Some employers define even janitors and home healthcare aides as "franchisees," she continues. For example, an office building’s management might hire a cleaning-services subcontractor, which will then have its workers buy the job of cleaning one section of the building in exchange for a piece of the company’s fee.
Coverall, a Florida-based cleaning-services company, calls its more than 9,000 workers "franchisees," and its more than 90 regional offices are "support centers." In Boston, says Ruckelshaus, these franchisees might have to pay the company as much as $10,000 to claim a job, recouping that investment from their wages. If they don’t have the money, they can borrow it from a company-recommended lender. In some cases, she says, they have had to work the first month on spec, getting paid for it only if the Coverall boss approves them for the job. They also have to buy cleaning equipment and supplies from the company. But Coverall makes the deals for the jobs, so the workers can’t raise their rates or ask the client for work on their own.
In home healthcare, a field with 3 million workers, mostly women, that is one of the fastest-growing job categories in the U.S. economy, for-profit agencies are calling themselves "registries" of independent contractors. They do this, says Ruckelshaus, even though they hire the workers, train them, assign them to jobs, and set rates. It means they don’t have to pay minimum wage or overtime.

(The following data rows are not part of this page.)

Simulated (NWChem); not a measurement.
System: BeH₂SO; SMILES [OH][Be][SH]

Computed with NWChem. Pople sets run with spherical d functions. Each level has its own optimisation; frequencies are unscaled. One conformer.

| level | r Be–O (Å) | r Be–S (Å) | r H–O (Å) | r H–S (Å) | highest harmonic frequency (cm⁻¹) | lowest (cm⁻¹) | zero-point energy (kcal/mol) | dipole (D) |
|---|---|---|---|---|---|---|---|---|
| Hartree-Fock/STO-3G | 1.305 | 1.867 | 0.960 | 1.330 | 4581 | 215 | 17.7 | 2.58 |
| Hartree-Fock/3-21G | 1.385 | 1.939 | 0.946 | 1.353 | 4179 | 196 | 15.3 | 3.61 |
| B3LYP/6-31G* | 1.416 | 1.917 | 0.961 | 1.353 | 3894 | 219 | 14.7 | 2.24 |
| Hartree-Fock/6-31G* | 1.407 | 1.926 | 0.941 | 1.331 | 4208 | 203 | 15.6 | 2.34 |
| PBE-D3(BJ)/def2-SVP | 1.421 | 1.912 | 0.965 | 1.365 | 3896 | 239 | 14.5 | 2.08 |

"There’s no enforcement," she says. "It becomes part of the structure of these jobs."
Warehouse and shipping work is a major area of abuse. Walmart and Amazon outsource their massive warehouse and shipping operations to subcontractors, who then use temporary agencies to hire workers. Workers often don’t even know who their actual employer is, says Ruckelshaus.
"They pit these little subcontractors against each other," says Erin Johansson, research director of American Rights at Work. "To compete and win a contract, you’ve got to pay your workers minimal wages."
In this system, according to the "Chain of Greed" report, workers are paid piecework, according to the number of containers or trucks they finish unloading on a shift, instead of an hourly wage. They don’t get paid for anything else they do on the job. The result is "rampant minimum wage and overtime violations," the report said. Workers also have to unload dangerously stacked piles of boxes, some of which weigh up to 200 pounds, says Johansson.
Walmart insists on ever-lower costs, so "workers are the ones getting squeezed and chiseled," says Ruckelshaus. "This relationship is hurting low-wage women and those at the bottom of the supply chains, and the big corporations aren’t being held accountable for low wages and poor conditions."
Another issue is that freelancers have almost no recourse if an employer cheats them. State wage-theft laws do not cover freelancers. If a client stiffs them, it’s considered a business dispute, so their only recourse is to sue in small-claims court. That can take months and multiple court appearances, and even if you win your case, collecting the debt is not guaranteed.
The Freelancers Union says 77 percent of its 180,000 members have had trouble collecting money they're owed. Earlier this year, it lobbied for New York to enact a law that would let stiffed freelancers file wage-theft complaints with the state Department of Labor. But in New York’s gerrymandered legislature, the measure wound up as a "one-house bill": It passed in the Democrat-dominated Assembly, but never reached the floor in the Republican-controlled state Senate.
"If you have 30 percent of the workforce being exploited, that lowers standards for everybody," says Johansson.
What Can Be Done?
Traditional union organizing is notoriously difficult with contingent workers. Organized labor’s strongest power over employers is workers’ ability to go on strike and stop production. If freelancers try that on their own, the employer will simply hire someone else. That they have neither a common location nor a collective workforce are also barriers to organizing collectively.
The Writers’ Guild of America, a union of TV and movie screenwriters, has successfully organized freelancers, winning elections and creating collective-bargaining agreements at studios. In July, it won company-paid health benefits, paid vacation, and a minimum salary for writers at two New York reality-show studios. But its 4,000 members’ status is much closer to permanent workers than most freelancers are. They usually work on long-term contracts, typically three or four years, and have "professional relationships and solidarity among themselves," says Justin Molito, the director of organizing with the Writers’ Guild of America East.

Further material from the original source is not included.